In the fall of 2013, American conceptual artist Dan Graham and his partner artist Meiko Meguro traveled with writer Donatien Grau to Lucinges, France, to meet with renowned French writer Michel Butor at his home. Their informal, intimate and at times humorous conversation, transcribed in this slim pocket-sized book, ranges over the ideas influencing emerging artists and post-abstract expressionists of the 1960s. The interview is bookended with a brief introduction by French cultural critic Donatien Grau and a riff by artist-writer Paul McCarthy. One of the foremost innovators of postwar literature, writer-thinker Michel Butor redefined the novel with his book Second Thoughts (1957), and further developed new forms with Mobile (1962). The rigorous symmetries Butor s writing exemplified led Roland Barthes to praise him as an epitome of structuralism, but with a lyrical sensibility more akin to Baudelaire than Robbe-Grillet.
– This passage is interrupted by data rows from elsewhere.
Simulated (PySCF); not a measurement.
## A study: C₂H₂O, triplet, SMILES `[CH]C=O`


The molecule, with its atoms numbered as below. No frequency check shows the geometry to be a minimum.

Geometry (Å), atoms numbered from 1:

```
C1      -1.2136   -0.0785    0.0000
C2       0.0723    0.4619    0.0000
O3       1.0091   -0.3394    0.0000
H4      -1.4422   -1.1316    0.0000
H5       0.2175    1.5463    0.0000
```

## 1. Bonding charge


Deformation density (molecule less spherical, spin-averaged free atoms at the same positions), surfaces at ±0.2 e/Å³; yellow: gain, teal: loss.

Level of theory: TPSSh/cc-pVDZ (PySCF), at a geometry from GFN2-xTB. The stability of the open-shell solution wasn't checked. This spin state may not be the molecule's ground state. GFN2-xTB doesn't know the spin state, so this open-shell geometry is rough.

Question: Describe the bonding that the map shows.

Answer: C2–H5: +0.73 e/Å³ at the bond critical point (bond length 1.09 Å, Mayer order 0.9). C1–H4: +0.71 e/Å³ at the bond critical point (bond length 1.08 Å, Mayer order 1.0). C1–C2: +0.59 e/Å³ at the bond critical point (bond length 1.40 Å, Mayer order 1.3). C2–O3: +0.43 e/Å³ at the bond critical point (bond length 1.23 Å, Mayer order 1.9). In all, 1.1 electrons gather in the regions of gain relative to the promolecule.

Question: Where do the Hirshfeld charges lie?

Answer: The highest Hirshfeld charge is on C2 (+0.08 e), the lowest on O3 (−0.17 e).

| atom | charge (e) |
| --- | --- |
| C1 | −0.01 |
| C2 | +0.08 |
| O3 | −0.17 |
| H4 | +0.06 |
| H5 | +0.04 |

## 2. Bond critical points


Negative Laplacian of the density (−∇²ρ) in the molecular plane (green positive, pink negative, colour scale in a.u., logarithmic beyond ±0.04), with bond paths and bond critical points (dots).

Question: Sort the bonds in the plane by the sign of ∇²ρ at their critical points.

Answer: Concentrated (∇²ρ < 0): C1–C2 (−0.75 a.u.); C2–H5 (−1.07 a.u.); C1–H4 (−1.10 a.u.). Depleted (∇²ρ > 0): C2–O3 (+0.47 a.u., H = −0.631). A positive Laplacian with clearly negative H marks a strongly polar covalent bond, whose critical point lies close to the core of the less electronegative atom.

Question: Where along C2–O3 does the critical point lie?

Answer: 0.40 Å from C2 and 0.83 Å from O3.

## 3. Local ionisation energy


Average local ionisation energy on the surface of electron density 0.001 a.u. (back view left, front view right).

Michel Marie François Butor was born in Mons-en-Barœul, a suburb of Lille. He studied philosophy at the Sorbonne, graduating in 1947. He has taught in Egypt, Manchester, Thessaloniki, the United States, and Geneva. He has won many literary awards for his work, including the Prix Apollo, the Prix Fénéon; and the Prix Renaudot.
Journalists and critics have associated his novels with the nouveau roman, but Butor himself long resisted that association. The main point of similarity is a very general one, not much beyond that; like exponents of the nouveau roman, he can be described as an experimental writer. His best-known novel, La Modification, for instance, is written entirely in the second person. In his 1967 La critique et l'invention, he famously said that even the most literal quotation is already a kind of parody because of its "trans-contextualization."
For decades, he chose to work in other forms, from essays to poetry to artist's books to unclassifiable works like Mobile. Literature, painting and travel are subjects particularly dear to Butor. Part of the fascination of his writing is the way it combines the rigorous symmetries that led Roland Barthes to praise him as an epitome of structuralism (exemplified, for instance, by the architectural scheme of Passage de Milan or the calendrical structure of L'emploi du temps) with a lyrical sensibility more akin to Baudelaire than to Robbe-Grillet.